Perhaps the prettiest track here is the Beatle-esque "Sasha", in which a friend offers consolation and advice to one who runs away from the people who love her: "No one's perfect / Don't you know that this is part of the design / Close your eyes and try to remember that everything will be alright". Matt Huseman dishes up emotive vocals to pop perfection, and a home tape recording "demo" serves as poignant coda.
There's not a weak track among the ten. Everybody's favorite state is the target of "California", portrayed here as the last mindless stop, a host of natural disasters waiting to happen (fires in the San Fernando Valley, tremors in San Francisco, etc.): "Now you're over, done, you're undermined / Last cigarette on the firing line / You're into the blue / You're out of mind / Now we have California". Check out the fine harmonies (Splitsville always makes it sound easy), the great leads, and the excellent middle bridge. This is power pop at its rocking best.
As these guys mature, there's a greater complexity in much of the songwriting and arrangements. That's evident here even on a somewhat somber adult ballad. "The Mentalist" features a narrator dissatisfied with life, used and not trusting, uncomfortable in his own skin and wanting a second chance on life ("blissfully ignorant and easily satisfied"), who comes to the ultimate realization that "it's hard to be the strong one".
Those aching for the post-punk fun of those early Splitsville releases will find comfort in "Trouble". It's the tale of the opinionated and wrong-headed Cathy, who espouses nothing but trouble. Here again the fine skills of the rhythm section are in evidence, from Paul Krysiak's limber and smooth bass lines (and lead), to Brandt Huseman's drumming.

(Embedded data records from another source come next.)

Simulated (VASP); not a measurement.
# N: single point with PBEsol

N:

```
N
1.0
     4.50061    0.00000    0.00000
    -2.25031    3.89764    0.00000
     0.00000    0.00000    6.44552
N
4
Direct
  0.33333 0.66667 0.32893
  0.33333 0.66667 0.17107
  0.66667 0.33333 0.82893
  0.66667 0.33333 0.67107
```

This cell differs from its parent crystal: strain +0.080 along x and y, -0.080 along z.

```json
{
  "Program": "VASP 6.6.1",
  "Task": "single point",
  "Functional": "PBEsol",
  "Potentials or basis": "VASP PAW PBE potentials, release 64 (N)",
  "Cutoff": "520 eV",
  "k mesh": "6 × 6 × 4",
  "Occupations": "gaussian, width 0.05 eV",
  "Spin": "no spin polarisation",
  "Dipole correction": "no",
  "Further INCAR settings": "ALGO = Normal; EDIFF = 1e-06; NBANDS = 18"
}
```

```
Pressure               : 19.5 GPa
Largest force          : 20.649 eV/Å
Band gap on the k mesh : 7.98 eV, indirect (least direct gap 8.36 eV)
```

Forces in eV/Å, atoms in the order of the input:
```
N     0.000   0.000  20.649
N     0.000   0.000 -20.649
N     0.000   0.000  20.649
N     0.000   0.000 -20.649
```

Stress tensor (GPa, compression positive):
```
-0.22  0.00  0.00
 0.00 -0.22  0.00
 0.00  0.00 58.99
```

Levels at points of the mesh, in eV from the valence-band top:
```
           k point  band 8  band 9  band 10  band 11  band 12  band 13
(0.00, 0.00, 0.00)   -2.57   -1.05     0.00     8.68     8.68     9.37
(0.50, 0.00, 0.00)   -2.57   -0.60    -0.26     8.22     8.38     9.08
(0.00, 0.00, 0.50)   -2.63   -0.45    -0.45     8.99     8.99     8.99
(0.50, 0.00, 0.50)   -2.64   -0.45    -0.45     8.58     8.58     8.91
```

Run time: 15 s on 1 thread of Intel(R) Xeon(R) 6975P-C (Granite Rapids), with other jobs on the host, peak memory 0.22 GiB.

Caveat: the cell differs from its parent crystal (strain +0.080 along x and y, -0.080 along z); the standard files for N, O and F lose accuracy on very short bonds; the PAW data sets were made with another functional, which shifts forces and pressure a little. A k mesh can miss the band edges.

The CD closes with a quiet relationship song that manages to transcend the usual. "I Wish I Never Met You" deals with the situation of the friend who wishes he was more than that, and does so admirably well. Here are some of the wonderful lyrics: "You never show me the poetry you keep under your bed / The sentimental stories and bitter words you wish you might have said / That crawl up through the top sheet and penetrate my sweet dreams 'til I'm the one that can't sleep".
As a full-fledged quartet who tour regularly, Splitsville is a tight band that isn't afraid to flaunt their musical skills to great advantage. That they manage to do so with such a level of consistently fine songcraft is the real wonder. Then again, perhaps the biggest mysteries are why they're not better known, their music not wildly popular.
This superb album is extremely well put-together. Incorporated is the product of a mature confidence that's been earned over the years. Not only is it a fine addition to Splitsville's past canon, it raises the musical bar even higher and ultimately leaves you wanting more.